1. There shall be no entrance or initiation fee.

2. Honorary members are life members.

3. Members of the N.C. Soc. Engrs. who become life members after January 1, 1992, shall pay dues at one-half the rate for members. Dues for members who became life members prior to January 1, 1992 shall not be required but will be accepted if rendered to the Society.

4. Annual dues for Members shall be $60.00 (1992)

5. Annual dues for Associate Members shall be $60.00 (1992)

6. Annual dues fir Student Members shall be $2.00 (1990)

7. Annual dues for Affiliate Members shall be $60.00 (1992)

8. Annual dues for the members of each Local Chapter of Engineers shall be controlled and set by the respective Board of Directors of each Local Chapter. The dues of the Society shall be added to the amount set by the Board of Directors of its respective chapter.
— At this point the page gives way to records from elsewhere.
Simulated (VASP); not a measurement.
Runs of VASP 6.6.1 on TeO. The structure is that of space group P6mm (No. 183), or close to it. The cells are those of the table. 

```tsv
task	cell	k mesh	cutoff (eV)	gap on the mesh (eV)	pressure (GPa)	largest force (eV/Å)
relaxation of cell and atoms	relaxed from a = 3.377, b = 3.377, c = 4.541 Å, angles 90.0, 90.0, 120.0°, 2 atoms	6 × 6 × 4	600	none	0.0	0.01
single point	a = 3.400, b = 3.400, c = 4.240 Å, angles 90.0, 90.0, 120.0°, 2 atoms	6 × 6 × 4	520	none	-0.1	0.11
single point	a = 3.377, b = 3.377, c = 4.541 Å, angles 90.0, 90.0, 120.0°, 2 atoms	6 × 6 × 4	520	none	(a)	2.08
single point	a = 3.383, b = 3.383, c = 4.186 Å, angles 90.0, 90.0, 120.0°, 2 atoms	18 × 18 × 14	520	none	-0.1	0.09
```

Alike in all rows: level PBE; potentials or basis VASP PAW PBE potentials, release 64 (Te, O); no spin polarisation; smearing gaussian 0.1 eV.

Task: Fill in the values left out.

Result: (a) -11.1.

9. The fiscal year of the Society and Local Chapters of Engineers shall run from January 1st to December 31st and dues not paid by April 1st shall be considered delinquent. Members delinquent one full year in good standing except for non-payment of dues, may be reinstated by making payment of back dues for one (1) year.10. If a financial situation should develop in the Society requiring a change in the dues structure, the Board of Directors may, with a three-fourths (3/4) affirmative vote of the full Board approve a change and so publish in 4,5, 6, and 7 above.

11. The full amount of annual dues shall be collected with each new application for membership, except for applications approved after June 30th, in which case one half (1/2) of the annual dues will be collected. 

Article VI

Applications, Admissions, and Expulsions 

1. An application for admission to the Society, or for transfer from one grade to another, shall embody a concise statement, with dates, of the candidate's professional training and experience, and shall be in a form and in such detail as may be prescribed by the Board of Directors. It shall be signed by the applicant, and shall contain a promise to conform to the requirements of membership, if elected. The applicant shall furnish the names of at least two (2) engineers, one (1) of whom must be a member of the Society. Each shall verify on the membership application that, to the best of his/her knowledge, the information on the application concerning the applicant is true and accurate, and the applicant is of good moral character. The Board shall have the power to elect persons to any grade, and to transfer persons from any grade to a higher grade of membership and shall notify the membership of its action.

2. Honorary Members shall be proposed by at least ten (10) members and shall be elected by a three-fourths (3/4) majority vote of the entire Board of Directors. All other grades of membership shall be elected by a majority vote by the Board of Directors, present and constituting a quorum.

3. A member of any grade in the Society may be expelled from membership by three-fourths (3/4) vote of the Board of Directors for: unethical and unprofessional conduct, conviction of a crime, conduct contrary to the Constitution and By-Laws of the Society and conduct inimical to the best interest of the Society. Members shall receive a written copy of the charges against them and have the right of a hearing before the Board.

4. A member who is not financially indebted to the Society may resign at any time by presenting his written resignation to the Secretary, who shall notify the membership and drop the member from the list in the next annual year book.